Bumper.jl

Bumper.jl is a package that aims to make working with bump allocators (also known as arena allocators) easier and safer. You can dynamically allocate memory to these bump allocators, and reset them at the end of a code block, just like Julia's stack. Allocating to a bump allocator with Bumper.jl can be just as efficient as stack allocation. Bumper.jl is still a young package, and may have bugs. Let me know if you find any.

If you use Bumper.jl, please consider submitting a sample of your use-case so I can include it in the test suite.

Basics

Bumper.jl has a task-local default allocator, using a slab allocation strategy which can dynamically grow to arbitary sizes.
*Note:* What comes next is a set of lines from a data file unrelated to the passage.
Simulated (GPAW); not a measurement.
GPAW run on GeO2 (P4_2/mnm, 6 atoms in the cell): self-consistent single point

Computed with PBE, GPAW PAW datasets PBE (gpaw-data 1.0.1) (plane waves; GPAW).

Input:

The simplest way to use Bumper is to rely on its default buffer implicitly like so:

using Bumper

function f(x)
    # Set up a scope where memory may be allocated, and does not escape:
    @no_escape begin
        # Allocate a `UnsafeVector{eltype(x)}` (see UnsafeArrays.jl) using memory from the default buffer.
        y = @alloc(eltype(x), length(x))
        # Now do some stuff with that vector:
        y .= x .+ 1
        sum(y) # It's okay for the sum of y to escape the block, but references to y itself must not do so!
    end
end

f([1,2,3])

When you use @no_escape, you are promising that the code enclosed in the macro will not leak any memory created by @alloc. That is, you are only allowed to do intermediate @alloc allocations inside a @no_escape block, and the lifetime of those allocations is the block. This is important. Once a @no_escape block finishes running, it will reset its internal state to the position it had before the block started, potentially overwriting or freeing any arrays which were created in the block.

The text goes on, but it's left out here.